Next, they set up someone to come out Saturday. We waited. The fellow said he had worked for them a year, and he did not seem to know much. But he did say that once they put in the TV, that our Internet would not work as well or reach in the house as far as our DSL had. The installer said, "you scared me," when we told him we wanted everything to work right -- explaining that he did not want to do an install if another AT&T person would have to come out later and fix his mistakes as that would look bad on his record.
Unsure of himself, he repeatedly tried to get a more experienced AT&T guy to come look things over. The guy was going to be there in 20 or 30 minutes. That went on for two or three hours. They pow-wowed and declared, "U-verse Internet does not go around brick and walls well. It won't reach as far as your DSL."

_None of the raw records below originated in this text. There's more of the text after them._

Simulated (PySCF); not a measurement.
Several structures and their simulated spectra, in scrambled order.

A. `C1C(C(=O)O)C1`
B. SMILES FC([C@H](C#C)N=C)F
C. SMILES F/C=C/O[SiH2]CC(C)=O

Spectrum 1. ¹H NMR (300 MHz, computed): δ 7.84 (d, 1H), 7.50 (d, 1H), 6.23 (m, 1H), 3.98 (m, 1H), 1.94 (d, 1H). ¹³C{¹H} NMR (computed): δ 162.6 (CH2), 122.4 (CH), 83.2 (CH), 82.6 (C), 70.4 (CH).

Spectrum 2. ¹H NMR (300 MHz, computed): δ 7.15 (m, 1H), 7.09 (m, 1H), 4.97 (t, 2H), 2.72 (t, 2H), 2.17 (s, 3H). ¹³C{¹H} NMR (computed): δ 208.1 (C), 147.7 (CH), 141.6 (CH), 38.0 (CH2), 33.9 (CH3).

Their bottom line to us: "Your house is too big for U-verse." Funny thing, AT&T never mentions any of this in their ad campaign. The U-verse Internet is supposed to be so much greater and faster, they pitch. In his report to his bosses, however, he said, "Customer won't let me put the TV where I want to put it."
A week later, we got the stuff installed, anyway, to try it. We had 30 days right to cancel, they said. The installer had trouble with one of their boxes, and he had to try a second one. "Sometimes we get a bad batch," he said. After that one left, the TV worked OK for about three hours. Then, we got no picture on the TV, just snow and crazy stuff.
I called him the next day, and he said, "It must be your TV is bad. Two boxes in a row could not be bad." He had told us to call him if we had any problems, instead of calling a main number to schedule someone. However, this time he said he could not come out unless he got an order from the main office. Long story shortened, that did not work, but we had a third AT&T guy come out the next week.
This fellow was from the Philippines, he said, but the tech support people -- who are in the Philippines -- "don't know anything." He said the first installer just did not want to do the job. Then, assessing our Internet situation and that we could not get Internet in much of the house, he said, "You're going to have to buy six or seven wi-fi extenders for this house."
Those things are $80 plus tax at Best Buy. I bought one. The Philippines tech guy changed the box. Things have been glitchy at times, but not terrible, since then. The single wi-fi extender helped reach more of the house, but its signal does not go as far as DSL, so the Internet has actually been degraded by the "upgrade."
Post-Mortem
So, there are my three strikes, or Trifecta of Moving Torture. We lived through it. I propounded upon All My Sons my damages and photos. They have not paid a penny, and I am not holding my breath. Next to having someone in our home acting psycho and threatening us -- I would have ordered him to leave had they not had my furniture hostage -- my greatest surprise over the movers was how violently our things had been pounded up and down while on their truck. Metal was bent and wooden furniture was broken by extreme up-and-down bouncing. Someone who saw our furniture said, "Did they have a wreck on the way?"
We are pulling money out of Wells Fargo.
The main AT&T installer said he would order us a backup battery so that upon an electrical outage everything would not go whacky and have to be reset. Not holding my breath for that battery, either.